Most of the media attention on the hill yesterday was focused on the big Planned Parenthood debacle, but regular business was taking place in other committees as well. One such case was a hearing held by the Senate Committee on Environment and Public Works where EPA Acting Assistant Administrator for Air and Radiation Janet McCabe was invited to sit down and explain some aspects of new regulations for power plant emissions. The exchange got rather heated when West Virginia Senator Shelley Moore Capito took the microphone and asked McCabe how some of the poorest residents of her states were supposed to deal with their energy bills suddenly suddenly jumping up. (West Virginia Metro News)

“We found by 2030 the average cost of a person’s electric bill would go down by about seven percent as a resulted of increased efficiency in energy coming into the system,” said McCabe.

Capito wasn’t convinced.

“Right now we have 430,000 low and middle income people in West Virginia who’s take home pay is $1,900 a month. They spend 17 percent of their take home money to pay for their energy,” Capito said. “When this goes up, say 20 percent, this is going to have a cost to them, a human cost to them.”

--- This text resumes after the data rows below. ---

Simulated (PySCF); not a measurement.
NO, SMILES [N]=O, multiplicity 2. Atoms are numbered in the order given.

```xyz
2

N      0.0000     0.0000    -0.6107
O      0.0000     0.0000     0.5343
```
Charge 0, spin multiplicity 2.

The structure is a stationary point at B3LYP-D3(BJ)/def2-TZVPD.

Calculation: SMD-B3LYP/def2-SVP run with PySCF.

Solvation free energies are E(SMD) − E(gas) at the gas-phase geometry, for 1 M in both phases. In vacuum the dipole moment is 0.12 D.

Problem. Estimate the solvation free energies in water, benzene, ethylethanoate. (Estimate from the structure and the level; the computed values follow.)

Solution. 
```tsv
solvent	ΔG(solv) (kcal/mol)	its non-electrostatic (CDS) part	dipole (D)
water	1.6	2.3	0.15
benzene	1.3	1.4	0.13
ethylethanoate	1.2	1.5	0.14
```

Capito also didn’t buy McCabe’s answers regarding the slight cost elevation to clean the atmosphere.

“I would take exception to that, If it goes up 20 percent and you’re bringing home $1,900. That’s a significant amount,” she said.

West Virginia is currently leading the charge along with 14 other states who are refusing to even submit a plan to comply with the new regulations until the courts have a crack at the question. After the EPA walked away from the Supreme Court with a bloody nose when Michigan challenged their latest raft of regulations the states have good reason to be optimistic. The court agreed that the EPA needed to take undue, burdensome costs into consideration before issuing their mandates from on high and Capito brought that question home in a fashion which may force the agency to consider the harm being inflicted by the federal government on the poorest Americans. Unlike luxury taxes or the price of yachts, energy bills are one of the great equalizers in American life. Unless you are receiving public assistance with them, everyone has to keep their lights on and heat their home in the winter. A 20% bump in those bills could be a killer for lower income families scraping by in the Obama economy.

West Virginia’s own Secretary for the state Department of Environmental Protection has been wrestling with this very question since the new rules were announced. He sat down for an interview with NPR last month and explained the various impacts of the regulations and what, if anything, West Virginia could or should do to comply. As he notes, there was a sense of sticker shock when the EPA demanded a reduction in emissions which was a full ten percent higher than originally forecast and well beyond what they could achieve without breaking the bank.

Senator Capito has done a good job on this, but could use some more support from the rest of Congress. The EPA is out of control and getting the appropriate challenges through the courts takes far too long under the current system. We need some checks and balances on the regulatory power of these non-legislative entities because the the balance of power today is completely out of whack.